July 16, 2021

Erle Stanley Gardner

Tomorrow is the birthday of Erle Stanley Gardner, author of the Perry Mason novels.  Born in 1889, Gardner studied law on his own after high school and passed the bar in California in 1911. He worked off and on as an attorney until 1933 when his first Mason book The Case of the Velvet Claws was published. The rest, as they say, is history.

His writing career began in 1923 when he had his first story published in a pulp fiction magazine. He wrote stories for many of these magazines, setting for himself a goal of 1,200,000 words per year. These were written in his spare time, mind you. He then began to write different series of books involving mystery and the law, using seven pseudonyms. The eighty Perry Mason novels were published under his own name.

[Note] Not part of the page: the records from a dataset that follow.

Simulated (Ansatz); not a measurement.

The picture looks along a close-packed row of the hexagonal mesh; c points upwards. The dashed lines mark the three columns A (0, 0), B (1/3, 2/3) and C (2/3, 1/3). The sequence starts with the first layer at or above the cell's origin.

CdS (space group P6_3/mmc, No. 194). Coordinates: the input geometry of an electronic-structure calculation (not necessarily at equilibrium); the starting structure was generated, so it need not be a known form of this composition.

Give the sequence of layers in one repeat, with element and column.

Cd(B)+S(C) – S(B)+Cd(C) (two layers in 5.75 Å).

Radio gave Perry Mason a voice, that of John Larkin. When producers wanted to bring Mason to television as a soap opera, Gardner refused, so they thinly disguised him and gave him the name Mike Karr, played by John Larkin, on the soap The Edge of Night. When Perry Mason came to television in 1957, he was portrayed by Raymond Burr. (John Larkin appeared several times on the show as unrelated characters.) The show was successful, running for nine seasons, with Gardner appearing as a judge in the final episode.

We have a number of the Perry Mason books (maybe 25 or so, nothing near 80). Are they great literature? No, but they are fun and entertaining. Just how does he win every time and how does D.A. Hamilton Burger keep his job, losing to Perry every time? As for the tv show, we have all nine seasons. It’s my favorite tv show and I watch one every weekday with my morning coffee (watching another one Friday nights when we can stay up later). 

By 1937 Gardner moved to a ranch in Temecula California, living and writing there until his death in 1970 (just five days after the death of William Hopper who played detective Paul Drake for the entire run of the tv show). Proving how popular Perry Mason was, CBS produced 30 movies from 1985 to 1995. Raymond Burr had died in 1993, so the last two years were done with lawyers other than Mason. Barbara Hale who played Della Street in the original series was also in these films with her real-life son William Katt playing Paul Drake, Jr. in the first nine movies. Is that enough coincidence?

Gardner founded The Court of Last Resort in the 1940s. Quoting Wikipedia, The Court was “an organization that was dedicated to helping people who were imprisoned unfairly or couldn’t get a fair trial.” Over the years he spent thousands of hours, along with friends in the legal and forensic fields, researching and helping people get the legal help they needed to rectify injustices. He wrote a book about this in 1952, which was then made into a tv series of the same name. How does one person have the time and talent to write so many books and help so many people? I don’t know, but I wish we could bottle it.